I need to collect and process sets of files generated by another organization. For simplicity, say that the set consists of two files, a summary file and a detail file named like: SUM20150701.dat and DTL20150701.dat, which would constitute a set for date 20150701. The issue is, sets need to be processed in order, and the transmission of files from an outside organization can be error prone such that a file may be missing. If this occurs, this set of files should hold, as should any following sets that are found. As example, at the start of the mule process, the source folder may have in it: SUM20150701.dat, SUM20150703.dat, DTL20150703.dat. That is, the data set for 20150701 is incomplete while 20150703 is complete. I need to have both data sets hold until DTL20150701.dat arrives, then process them in order.

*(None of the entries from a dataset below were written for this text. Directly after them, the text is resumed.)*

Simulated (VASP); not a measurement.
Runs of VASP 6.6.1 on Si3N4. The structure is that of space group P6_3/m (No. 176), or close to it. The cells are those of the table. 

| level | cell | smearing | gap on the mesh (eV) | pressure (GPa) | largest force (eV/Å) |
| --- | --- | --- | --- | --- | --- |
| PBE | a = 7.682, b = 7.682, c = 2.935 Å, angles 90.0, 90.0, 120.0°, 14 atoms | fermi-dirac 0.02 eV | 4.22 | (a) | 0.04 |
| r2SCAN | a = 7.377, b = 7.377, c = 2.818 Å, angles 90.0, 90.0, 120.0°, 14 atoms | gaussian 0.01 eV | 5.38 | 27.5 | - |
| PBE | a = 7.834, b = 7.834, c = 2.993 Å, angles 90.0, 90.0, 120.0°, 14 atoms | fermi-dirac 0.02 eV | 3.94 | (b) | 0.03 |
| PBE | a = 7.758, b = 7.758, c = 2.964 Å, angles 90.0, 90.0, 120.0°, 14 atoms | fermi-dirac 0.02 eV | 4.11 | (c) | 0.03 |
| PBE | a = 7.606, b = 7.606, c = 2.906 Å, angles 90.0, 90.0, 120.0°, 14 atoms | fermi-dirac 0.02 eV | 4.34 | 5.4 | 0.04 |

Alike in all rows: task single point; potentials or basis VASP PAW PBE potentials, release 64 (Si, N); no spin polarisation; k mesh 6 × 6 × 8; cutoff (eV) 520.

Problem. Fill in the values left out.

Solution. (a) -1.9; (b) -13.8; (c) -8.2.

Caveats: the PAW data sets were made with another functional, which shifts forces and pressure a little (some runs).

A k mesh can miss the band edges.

In this simplified form of my mule process a source folder is watched for files. When found, they are moved to an archive folder and passed to the collection-aggregator using the date as the sequence and correlation values. When a set is complete, it is moved to a destination folder. A lengthy timeout is used on the collector to make sure incomplete sets are not processed:
<file:connector name="File" autoDelete="false" streaming="false" validateConnections="true" doc:name="File">
<file:expression-filename-parser />
</file:connector>
<file:connector name="File1" autoDelete="false" outputAppend="true" streaming="false" validateConnections="true" doc:name="File" />
<vm:connector name="VM" validateConnections="true" doc:name="VM">
<receiver-threading-profile maxThreadsActive="1"></receiver-threading-profile>
</vm:connector>
<flow name="fileaggreFlow2" doc:name="fileaggreFlow2">
<file:inbound-endpoint path="G:\SourceDir" moveToDirectory="g:\SourceDir\Archive" connector-ref="File1" doc:name="get-working-files"
responseTimeout="10000" pollingFrequency="5000" fileAge="600000" >
<file:filename-regex-filter pattern="DTL(.*).dat|SUM(.*).dat" caseSensitive="false"/>
</file:inbound-endpoint>
<message-properties-transformer overwrite="true" doc:name="Message Properties">
<add-message-property key="MULE_CORRELATION_ID" value="#[message.inboundProperties.originalFilename.substring(5, message.inboundProperties.originalFilename.lastIndexOf('.'))]"/>
<add-message-property key="MULE_CORRELATION_GROUP_SIZE" value="2"/>
<add-message-property key="MULE_CORRELATION_SEQUENCE" value="#[message.inboundProperties.originalFilename.substring(5, message.inboundProperties.originalFilename.lastIndexOf('.'))]"/>
</message-properties-transformer>
<vm:outbound-endpoint exchange-pattern="one-way" path="Merge" doc:name="VM" connector-ref="VM"/>
</flow>
<flow name="fileaggreFlow1" doc:name="fileaggreFlow1" processingStrategy="synchronous">
<vm:inbound-endpoint exchange-pattern="one-way" path="Merge" doc:name="VM" connector-ref="VM"/>
<processor-chain doc:name="Processor Chain">
<collection-aggregator timeout="1000000" failOnTimeout="true" doc:name="Collection Aggregator"/>
<foreach doc:name="For Each">
<file:outbound-endpoint path="G:\DestDir1" outputPattern="#[function:datestamp:yyyyMMdd.HHmmss].#[message.inboundProperties.originalFilename]" responseTimeout="10000" connector-ref="File1" doc:name="Destination"/>
</foreach>
</processor-chain>
This correctly processes sets found in order if all sets are complete. It correctly waits for incomplete sets to fill, but does not hold following sets, that is in the above example set 20150703 will process while 20150701 is still waiting for the DTL file.
Is there a setting or another construct which will force the collection-aggregator element to wait if there is an earlier collection which is not complete?
I am using the date part of the file name for both the correlation and sequence ID’s which does control that sets process in the order I want if all sets are complete. It is not important if dates do not exist (as with 20150702 in this case), only that existing files are processed in order and that sets must be complete.